2. KTH Royal Institute of Technology, Department of Media Technology and Interaction Design, Sweden 3. Delft University of Technology, Faculty of EEMCS, Interactive Intelligence Group, The Netherlands 4. Luleå University of Technology, Department of Computer Science and Electrical Engineering, Sweden
Abstract
Shared mediated spaces provide viable alternatives for meetings and interactions. The development of collaborative mediated workspaces and shared negotiation spaces will have a fundamental impact on all human practices. Previous design-led research, has identified spatial design concepts, such as mediated gaze, and spatial montage, which, if unaddressed, may be said to impose friction, and thus impact negatively on the experience of mediated presence. The current paper discusses a set of conceptual tools for presence design, in relation to a prototype that is currently being developed by an interdisciplinary academic work group: The Mediated Sketching Table. The prototype combines analogue and digital interaction tools and technologies including HTML5 and WebRTC. Here, we present our initial observations when using the prototype and discuss possible ways to overcome design friction in the prototype. We acknowledge that mediated presence cannot be ensured by design or technology alone. However, by monitoring various design features, presence designers can seek to reduce the friction that otherwise inhibits mediated presence, mutual trust, knowledge-sharing, and teamwork efficiency.

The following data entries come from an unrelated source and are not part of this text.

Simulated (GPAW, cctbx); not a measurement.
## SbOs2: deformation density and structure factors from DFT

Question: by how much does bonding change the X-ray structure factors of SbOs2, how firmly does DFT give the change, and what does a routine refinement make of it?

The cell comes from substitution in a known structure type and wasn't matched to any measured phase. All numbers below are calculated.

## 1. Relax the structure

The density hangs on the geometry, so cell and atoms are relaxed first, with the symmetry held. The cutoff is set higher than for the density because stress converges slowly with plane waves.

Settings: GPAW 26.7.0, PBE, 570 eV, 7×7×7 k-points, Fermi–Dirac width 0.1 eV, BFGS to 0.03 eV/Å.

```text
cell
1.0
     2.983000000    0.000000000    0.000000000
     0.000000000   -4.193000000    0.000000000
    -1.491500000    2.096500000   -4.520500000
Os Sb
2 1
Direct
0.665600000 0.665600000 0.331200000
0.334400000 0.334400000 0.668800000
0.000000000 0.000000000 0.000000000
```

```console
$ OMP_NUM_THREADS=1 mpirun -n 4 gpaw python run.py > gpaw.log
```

Keywords: presence design, spatial design, architecture, mediated gaze, spatial montage, shared mediated space, trust, knowledge-sharing, teamwork, design friction, ICT- mediated human activity, ethics, sketching, witnessed presence, mediated presence.
Introduction
Mediating Presence is a project within ICT Labs of the European Institute of Technology, carried out in 2012 as a collaborative effort by an interdisciplinary group of researchers. Our group seeks to combine a variety of analogue and digital tools to design a shared mediated workspace between three different locations. Our presence design research explores the combination of informal and formal collaboration that can be linked to the concepts of trust, witnessed presence, social connectedness, social affinity and serious games. We use workshops to combine theoretical reflection with rapid prototyping sessions in
which we take the role as users. Our workshops usually attract an interdisciplinary group of 15 to 20 researchers.
Previous design-led research has shown that mediated spaces can provide sufficient audiovisual information about the remote space(s) and other person(s), allowing the subtleties of nonverbal communication to inform the interaction (e.g. IJsselsteijn 2004; IJsselsteijn & Riva 2003).
In designing for presence, (certain) spatial features, such as the spatial extension of the remote space, have an effect on the user’s experience of mediated interaction; and of witnessed presence (Nevejan 2007; Gullström 2010, 2011;
Gill & Nevejan 2011). We hypothesize that certain spatial tools play an important role in the processes in which trust and consensus are established and therefore have a probable impact on knowledge-sharing also with an effect on teamwork and its ethical considerations.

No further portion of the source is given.